University of California Santa Barbara: Zero waste campus by 2020, we are really close!

Written by Riccardo Bellini

During my exchange experience in Santa Barbara, unfortunately back in 2013, I was continuously impressed by the green culture that flowed in almost any student of the University. Thinking about it, if you consider that the campus is sited between the shore and ocean on one side, and hills on the other side, resulting in an astonishing landscape wherever you turn your eyes, you must be mad not to take care of this piece of heaven.

However, green culture and awareness of the risks your land is always facing are just fancy talking if real policies are not implemented to enforce the vision of a sustainable future. Therefore, in 2012 the zero waste committee was formed to achieve the ambitious goal of a zero waste campus by 2020. 
Before analyzing the interesting steps forward that were taken these years, I must premise one thing. UCSB was the perfect place where to try this, not just because of the abovementioned culture (for instance, any kind of fuel-based vehicle is forbidden, everyone just moves through the campus by bike, rollerblades or skateboard), but also thanks to the UCSB environmental studies and engineering departments that are among the best in the country. 

The key elements of the program are set around three pillars: food, books, residual.


All pre and post-consumer food waste in all campus dining commons are composted.
Compostable plates, cups, and cutlery are used as the standard for all catering events and housing and residential Services.
Post consumption composting bins are available to the public in six locations on campus, near major food service locations.


The bags given out at the UCSB Bookstore are made of compostable materials. 
Advanced platform and tools to exchange used books (made easier by the high costs of new books). 


Centralized indoor co-mingled recycling bins have been located in 111 spots on campus (21.000 students, so 1 bin per 190 students).
Plastic bags are not given out at stores on campus unless a bag is specifically requested by the customer.

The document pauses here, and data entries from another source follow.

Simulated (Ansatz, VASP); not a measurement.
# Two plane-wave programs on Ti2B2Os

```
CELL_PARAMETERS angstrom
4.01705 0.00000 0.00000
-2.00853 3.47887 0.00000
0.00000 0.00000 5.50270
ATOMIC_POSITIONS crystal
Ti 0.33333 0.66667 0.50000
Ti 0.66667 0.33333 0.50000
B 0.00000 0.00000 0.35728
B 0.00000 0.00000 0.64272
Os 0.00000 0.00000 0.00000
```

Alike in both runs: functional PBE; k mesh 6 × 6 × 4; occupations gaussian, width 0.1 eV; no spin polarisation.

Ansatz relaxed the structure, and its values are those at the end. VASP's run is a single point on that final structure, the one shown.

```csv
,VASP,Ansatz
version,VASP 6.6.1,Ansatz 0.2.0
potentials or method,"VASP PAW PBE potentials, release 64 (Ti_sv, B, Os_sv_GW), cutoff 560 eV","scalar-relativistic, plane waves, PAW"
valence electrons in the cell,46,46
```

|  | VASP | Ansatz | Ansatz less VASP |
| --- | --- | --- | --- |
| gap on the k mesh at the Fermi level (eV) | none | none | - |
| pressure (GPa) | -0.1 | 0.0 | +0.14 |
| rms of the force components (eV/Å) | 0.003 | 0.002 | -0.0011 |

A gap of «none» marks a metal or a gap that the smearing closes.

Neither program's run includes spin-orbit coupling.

These are just the main parts, in terms of materiality, of the program, but there are many more projects ongoing that haven’t been mentioned (by now, the waste diversion rate is over 75%). Another interesting fact is that the campus has been able not just to prevent waste production and to divert waste production from landfills, but also to create real industrial alike (obviously on a minor scale) facilities on campus to compost and recycle. This was clearly feasible thanks to the engineering department and the funds assigned to it.